Not only that, he was good at it. Within a year, he was training other investigators, he said. And soon the promotions started coming, first to Virginia Beach, where the office he worked in was so fancy — all reflective glass and shiny steel — that his then-13-year-old daughter stared at it and said, “Dad, the last time you were at a building like this it was to cut the grass.”
Next was Minneapolis, where he made about $80,000 a year, and then, in January 2011, he received a big title — director of fieldwork services — and salary, $110,000, with a 20 percent bonus and stock options. The company even paid him $40,000 to move from Minneapolis to western Pennsylvania, where his office was large enough to hold a cherry-wood wraparound desk, bookshelves and a conference table.
He and his wife, Melanie, made an offer on a house that had a pool and a hot tub and sat on the third hole of a country club. They were going to buy a horse for their youngest daughter, Artie, and keep it at the stables down the street. Their daughter wanted it to be white so she could name it Snow.

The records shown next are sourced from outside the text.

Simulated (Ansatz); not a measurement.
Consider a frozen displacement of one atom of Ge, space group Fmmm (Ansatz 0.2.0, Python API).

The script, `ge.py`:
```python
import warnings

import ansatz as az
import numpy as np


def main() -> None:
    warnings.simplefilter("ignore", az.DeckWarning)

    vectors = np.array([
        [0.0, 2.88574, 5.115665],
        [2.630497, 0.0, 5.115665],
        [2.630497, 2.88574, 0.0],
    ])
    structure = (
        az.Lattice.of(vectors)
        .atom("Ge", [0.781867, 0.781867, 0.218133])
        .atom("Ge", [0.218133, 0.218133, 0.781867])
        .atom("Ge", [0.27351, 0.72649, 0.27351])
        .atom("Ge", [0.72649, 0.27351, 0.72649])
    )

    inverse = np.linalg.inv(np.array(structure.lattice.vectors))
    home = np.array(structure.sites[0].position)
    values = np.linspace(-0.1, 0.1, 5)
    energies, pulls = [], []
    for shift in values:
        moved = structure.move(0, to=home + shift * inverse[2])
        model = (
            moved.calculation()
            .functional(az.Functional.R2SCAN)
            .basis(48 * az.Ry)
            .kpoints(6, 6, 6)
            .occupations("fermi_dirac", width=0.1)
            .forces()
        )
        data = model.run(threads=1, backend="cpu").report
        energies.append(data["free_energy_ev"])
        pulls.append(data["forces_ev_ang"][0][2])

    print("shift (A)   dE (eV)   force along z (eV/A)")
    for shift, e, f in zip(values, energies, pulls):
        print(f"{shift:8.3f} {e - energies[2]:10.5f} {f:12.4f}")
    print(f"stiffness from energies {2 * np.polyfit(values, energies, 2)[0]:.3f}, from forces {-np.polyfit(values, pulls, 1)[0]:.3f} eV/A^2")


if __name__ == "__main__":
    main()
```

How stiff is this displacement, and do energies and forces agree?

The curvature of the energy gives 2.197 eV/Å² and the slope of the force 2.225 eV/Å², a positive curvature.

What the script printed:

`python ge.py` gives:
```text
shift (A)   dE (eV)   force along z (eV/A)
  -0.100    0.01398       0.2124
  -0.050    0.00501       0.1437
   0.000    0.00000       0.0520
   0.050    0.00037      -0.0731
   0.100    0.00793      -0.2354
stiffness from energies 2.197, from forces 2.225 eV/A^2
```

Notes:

‘As of this moment, we do not dump’
Percival’s new office might have felt impressive, but other parts of the Pennsylvania building where he worked were dowdy, and morale was low. So he had the company paint the walls and buy a steam cleaner to return the blackish carpets to their original blue, and he started meetings in small groups with the staff to get a sense of why everyone was so down.
That’s when the senior manager told him about the dumping.
“One of USIS’s dirty little secrets is that we’re not reviewing every case we send to OPM,” she said.
OPM was the Office of Personnel Management, the federal agency that processed the majority of the country’s security clearances. It had hired USIS to perform not only the background checks but also secondary reviews of those checks to make sure that no one who shouldn’t have access to state secrets slipped through the cracks.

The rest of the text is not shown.